Bangladesh treads cautiously on support from China

NEW DELHI: Even as Bangladesh PM Sheikh Hasina prepares to inaugurate later this month the landmark China-built Padma bridge, which promises to transform the country's economy, Dhaka is treading cautiously on economic assistance from China.
The Hasina government, according to an official source in Dhaka, has nixed a proposal for a high-speed Dhaka-Chittagong railway line that China was aggressively pursuing.
According to Indian authorities, Bangladesh has been mindful of India's security interests while allowing Chinese companies to implement projects in the country.

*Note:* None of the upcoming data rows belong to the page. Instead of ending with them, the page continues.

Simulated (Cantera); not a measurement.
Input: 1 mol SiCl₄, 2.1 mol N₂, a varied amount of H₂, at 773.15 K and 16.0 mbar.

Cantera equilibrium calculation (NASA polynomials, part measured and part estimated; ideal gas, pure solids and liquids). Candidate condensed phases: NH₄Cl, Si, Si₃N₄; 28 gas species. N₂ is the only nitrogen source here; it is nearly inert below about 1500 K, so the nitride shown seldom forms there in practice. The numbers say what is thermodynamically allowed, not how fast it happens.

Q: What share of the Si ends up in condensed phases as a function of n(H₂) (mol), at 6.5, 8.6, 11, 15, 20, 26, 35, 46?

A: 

Bangladesh is one of the few Muslim-majority countries that have not officially lodged a protest with India over the remarks by BJP spokespersons against the Prophet.

Bangladesh information minister Hasan Mahmud told a visiting Indian media delegation on Saturday Dhaka's thankful to the Indian government for the action against those who insulted the Prophet.
Significantly, while a Chinese firm has built the multi-purpose bridge on the Padma river, Bangladesh is proud of the fact that its government financed the construction without any loan assistance from China or any other country or entity.
The 6-km bridge built on the choppy waters of the Padma is expected to provide a major fillip to trade and commerce in Bangladesh's southwest region and, according to official estimates, increase the country's GDP by 1.2 percent.
While India didn't have any role in the construction of the bridge, for Indian authorities it's still a source of satisfaction that it will bring Bangladesh closer to India by reducing the rail travel time from Dhaka to Kolkata by almost 3 hours.
"There's no impact so far on India's security from China's involvement in economic projects. As for loans, Bangladesh has a great debt-to-GDP ratio and has much more exposure to loans from ADB or even Japan," said a source.
To many, Bangladesh is a lot more organised about what it wants than perhaps Sri Lanka. This possibly could be the reason why, as an official source said, Dhaka believes investment in a $10-billion high-speed train for linking the capital to Bangladesh's second-largest city might be unnecessary for now.
The decision to not go ahead with the proposal, after carrying out a feasibility study, is still significant given that China had been pushing Dhaka to sign an MoU to carry forward the proposal. Chinese ambassador Li Jiming was last week reported to have written to the Bangladesh government last week for an early signing of the MoU.
Bangladesh also saw street protests last week in Dhaka and other places against the remarks by BJP spokespersons targeting the Prophet. When asked why Bangladesh had not officially condemned the comments, Mahmud said Bangladesh condemns such insults to the Prophet "wherever it happens" and that Bangladesh "congratulates" India for taking legal action.
According to diplomatic sources, Hasina is also expected to visit India in a few months. The visit will probably be the last high-level contact between the 2 governments before the elections in Bangladesh next year. How fair or credible the elections will be is debatable though as the main opposition party, jailed Khaleda Zia's BNP, insists it will participate only if the elections are held under a caretaker government.
A top Bangladesh government source though said there's no question of accepting that demand. While India wouldn't mind of course Hasina's return to power, India believes it's in its own and Bangladesh's interest that the elections are participatory, free and fair and not devoid of international legitimacy.